10/19/2016 3:37PM

Bergman: Lack of action in Yonkers stakes a result of bad luck

Mike Lizzi
Wiggle It Jiggleit got an easy lead when his competition elected to watch rather than sprint at the start at Yonkers Raceway last week.

The voices on the screen were practically speechless following the $250,000 Invitational at Yonkers Raceway on Saturday. Co-host Pete Venaglia appeared shocked that no horse other than Wiggle It Jiggleit had left the gate to attempt a first quarter battle. Frank Drucker seemed equally perplexed that the defending Horse of the Year had essentially gotten the racetrack to himself before he hit the first turn. Drucker asked a surprised driver Montrell Teague in his post-race interview and even he seemed shocked that no other horse wanted to get into the mix given the rather large purse put up by Yonkers.

When those who watch the races nightly at Yonkers are surprised that no other catch drivers were interested in “taking a shot” for a quarter million dollars, it may suggest that this is not all about money. Then again, it may suggest that today’s catch drivers are just much smarter than experts give them credit for.

Wiggle It Jiggleit was likely a generous 2-5 shot in this field considering there was no Always B Miki or Freaky Feet Pete in the lineup. That Keystone Velocity, an 8-year-old making his first listed start for trainer Rene Allard, was in the race had much to do with propping up the price on the winner. Bettors these days throw out all known logic when it comes to horses making their first starts for trainers such as Allard or Tom Milici. Expectations were high considering that Keystone Velocity had finished a credible fourth in the Quillen a few weeks back at Harrington and that was without Allard listed as the trainer.
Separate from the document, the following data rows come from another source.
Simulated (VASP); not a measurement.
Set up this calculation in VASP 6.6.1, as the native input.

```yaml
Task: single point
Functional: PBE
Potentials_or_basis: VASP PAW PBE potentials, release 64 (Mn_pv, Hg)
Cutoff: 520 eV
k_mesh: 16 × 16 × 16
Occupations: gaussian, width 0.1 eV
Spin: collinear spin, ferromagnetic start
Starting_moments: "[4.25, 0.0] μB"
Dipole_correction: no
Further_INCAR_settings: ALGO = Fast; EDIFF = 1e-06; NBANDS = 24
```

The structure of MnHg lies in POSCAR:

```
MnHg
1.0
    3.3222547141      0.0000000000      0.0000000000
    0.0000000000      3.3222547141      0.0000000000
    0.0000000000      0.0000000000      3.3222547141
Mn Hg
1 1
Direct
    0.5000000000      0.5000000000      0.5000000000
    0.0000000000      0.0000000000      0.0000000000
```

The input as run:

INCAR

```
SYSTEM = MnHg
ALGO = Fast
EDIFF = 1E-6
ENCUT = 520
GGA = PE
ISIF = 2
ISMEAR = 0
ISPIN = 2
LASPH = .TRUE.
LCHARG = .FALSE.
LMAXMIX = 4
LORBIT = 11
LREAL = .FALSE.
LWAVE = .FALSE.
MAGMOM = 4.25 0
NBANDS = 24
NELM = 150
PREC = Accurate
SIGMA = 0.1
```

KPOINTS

[MEADOWLANDS: Watch & Wager on all 18 Breeders Crown elimination races this weekend.]

Yet driver Brian Sears knew better than to think that Allard could actually add extra class to the veteran performer. Clearly Venaglia had to believe that the new owners of Keystone Velocity would have a great chance to recoup much of their investment if the horse pressed forward at the outset.

The reality for the field of seven was that six did not belong and those driving for the connections of the overmatched weren’t going to sacrifice themselves just to create a more visually pleasing event for Venaglia, Drucker or the rest of us in the audience.

To a sense, the same held true in the other major races on International Day as Bee A Magician, a horse some of the experts expected to be a little short after a summer vacation, was given the keys to the city metaphorically and strolled to an easy payday in her mile and a quarter $250,000 Invitational Trot. There was a stunning lack of aggression in this field as the added distance and nine rivals could have made decisions a bit more complex for Bee A Magician’s driver Brian Sears. Perhaps this was a combination effect in that some of the competition may not have been in top form or perhaps lacked the half-mile track experience that obviously favored the former Horse of the Year and winner of the event.

Still from an aesthetic point of view, the $250,000 did not provide a more exciting event than $50,000 would have garnered.

As for the International, the second $1 million renewal of the event at Yonkers was a stark contrast from the first and that probably has a lot to do with the make-up of the field and the lack of a bona fide French horse to liven up the action.

I was somewhat stumped when Hannelore Hanover became the first U.S. invitee to the International, since the gifted mare had never raced on a half-mile track. Drawing the rail made it look all too easy but clearly it didn’t prove a gift for driver Yannick Gingras on Saturday, as the mare couldn’t negotiate the first turn. If ever there is a bad spot to be in, you had to feel for Gingras since there could be no practice for him. Historically European trotters are quick starters and get around turns exceptionally well. Oasis Bi got away fast and clean and crossed over quickly. Then favored Resolve and Ake Svanstedt took over. Svanstedt is having a much better 2016 for his entire stable and clearly had his son of Muscle Hill ready for the small track. Resolve’s first appearance at Yonkers back in July wasn’t all that impressive, with the 3-5 favorite finishing third after racing overland for Svanstedt in the Open, beaten by the Tom Milici-trained Undercover Strike on that occasion. Still, that education had to pay off for the horse and trainer, it was something the connections of Hannelore Hanover never had the chance to do and it likely proved costly to them.

You have to give credit to Yonkers and its horsemen for putting up the money to produce races such as we saw this past Saturday. At the same time, we as an industry have to examine why such races are all too often void of any serious action?

It’s great to have two Horses of the Year on the undercard, but just having them waltz around the track for a high appearance fee seems somewhat counterproductive. Earlier this season there were rumors that Yonkers management would be willing to make a $500,000 Invitational if Always B Miki, Wiggle It Jiggleit and Freaky Feet Pete all accepted. That would have been an incredible gesture and if it actually came off could have provided some real fireworks to the undercard.

Sometimes luck plays a role in how races pan out and that’s the way I’d prefer to look at the outcomes this past Saturday. No corrections are really necessary; just a little better luck could have gone a long way. Always B Miki was never going on a half-mile track and unfortunately Freaky Feet Pete didn’t make it this far in the long and very trying season. If owners and trainers are given more advance notice, perhaps next year’s $250,000 Invitational Trot can provide a solid and better balanced field.

Most importantly, the International Trot must have a French horse to be a true championship affair. Hopefully we’ll see one in the 2017 edition.